Brewing a Pumpkin Ale

First time brewing this recipe and the idea of using real pumpkin seemed interesting.
Here's the recipe and actual brewing numbers:

Grain bill:
5# Briess Pilsen
1# Briess Aromatic Malt
1# Briess Vienna Malt
3# Cooked Pumpkin - steamed
1# Rice Hulls

Spices (boiled for 10min):
1 TBS - Pumpkin Pie allspice
5 Whole Cloves

Extras:
1.5# pilsen DME
1 tsp irish moss boiled for 20min
Wyeast 1028 London Ale



Hops:
0.5oz Goldings - East Kent -England for 60min
0.5oz Goldings - East Kent -England for 30min
1oz Crystal -USA for 5min


The DME extract had to be added to bring the OG closer to planned because the pumpkin did not add any sugars to the wort. The pumpkin was steam cooked, smashed and added to the mashing, which took 60min at 153F.

OG=1.043
FG=1.007
ABV%=4.6
IBU=17
Color=6


Here's the final beer after 1 week bottle conditioned. Looks and taste very light. Cinnamon flavor is predominant, but not overpowering.

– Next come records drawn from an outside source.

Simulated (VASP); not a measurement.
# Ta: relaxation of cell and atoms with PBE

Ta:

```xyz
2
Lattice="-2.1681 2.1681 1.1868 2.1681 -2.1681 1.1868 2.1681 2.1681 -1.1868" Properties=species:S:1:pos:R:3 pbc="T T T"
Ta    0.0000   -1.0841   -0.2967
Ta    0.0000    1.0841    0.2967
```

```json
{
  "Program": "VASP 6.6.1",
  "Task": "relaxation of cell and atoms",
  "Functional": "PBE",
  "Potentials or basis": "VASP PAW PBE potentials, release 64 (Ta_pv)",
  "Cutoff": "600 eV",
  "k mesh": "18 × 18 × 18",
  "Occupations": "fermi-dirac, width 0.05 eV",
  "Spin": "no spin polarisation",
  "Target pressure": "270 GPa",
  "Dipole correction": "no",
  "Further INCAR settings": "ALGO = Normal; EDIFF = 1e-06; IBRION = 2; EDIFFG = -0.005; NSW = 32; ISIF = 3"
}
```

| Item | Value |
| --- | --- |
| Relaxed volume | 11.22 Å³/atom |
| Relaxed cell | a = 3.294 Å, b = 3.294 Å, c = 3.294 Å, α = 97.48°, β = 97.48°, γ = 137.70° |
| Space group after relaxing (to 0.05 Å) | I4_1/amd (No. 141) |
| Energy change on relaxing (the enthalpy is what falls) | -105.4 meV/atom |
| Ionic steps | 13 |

And here's the fermentation profile. This yeast did its job in only 3 days!

1 comment:

  1. Here's my pumpkin amber. It's labor intensive but worth it.


    The day before you brew:
    First get 8 sugar baby pumpkins (the ones used to make pumpkin pie). Cut them in half and clean the seeds out. Don't worry about the 'stringy' parts just get most of the seeds. Bake these in the oven at 350 for an hour or so or until the flesh of the pumpkins get soft.

    Scoop all the pumpkin flesh out and split it between two cookie sheets, should be about two inches thick. Put the cookie sheets back into the oven and roast it at 350 for another 30 minutes or until the top of the pumpkin begins to brown and caramelize.

    Put the cookie sheets aside. You're done with day one.

    The day of the brew:
    Grains:
    12 lbs Maris Otter
    4 lbs Munich I
    2 lbs Biscuit
    .5 lbs Special B
    1 lb Carapils

    Heat 8 gallons of water to 165 degrees

    dough in and hold the temp at 155 degrees for 90 minutes.

    sparge.

    while the kettle is sparging put one cookie sheet's worth of pumpkin in a kettle (5 gallon one) and then fill it with water. Heat the water to 180 degrees while stirring it occasionally to break up the larger chunks.

    Put two full and unbroken cinnamon sticks into the collected runoff and put the whole thing on to boil.

    When the water has reached 180 and the first kettle is done sparging, use a large strainer and pour the pumpkin water through it and into the grain bed. Mix the water into the grains hold for ten minutes and sparge again. Put the pumpkin you've stained aside.

    While the first pumpkin water is sparging repeat the steps with the second sheet of pumpkin.

    Strain and sparge as before.

    Put both parts of the pumpkin into a large kettle and mash it with a potato masher. Fill the kettle with water and heat to 180 and repeat the steps from before. Collect the pumpkin still.

    Repeat one more time. When this is done you should notice that the flesh of the pumpkin is more whitish in color.

    Fill the kettle with more water (just water this time) and heat it to 180. Pour it into the grains. Collect the runoff again and top up the boil kettle. Collect 14 gallons in total.

    Begin the boil.

    When a stable boil is reached begin the 60 minute boil:

    Add 1.75 oz Newport hops (60 minutes)
    Add 2.75 oz Cascade hops (30 minutes)

    at flame out (zero minutes) add following spice mix:


    8 teaspoons Cinnamon
    7 teaspoons Nutmeg
    6 teaspoons Allspice
    4 teaspoons ginger
    1 1/2 teaspoons cloves

    ferment with Safale 04 - English Ale - two packets (dry yeast but it works best with this recipe)

    very labor intensive ... but it tastes just like pumpkin pie. I kid you not. Make it every year and have it on tap for my halloween party.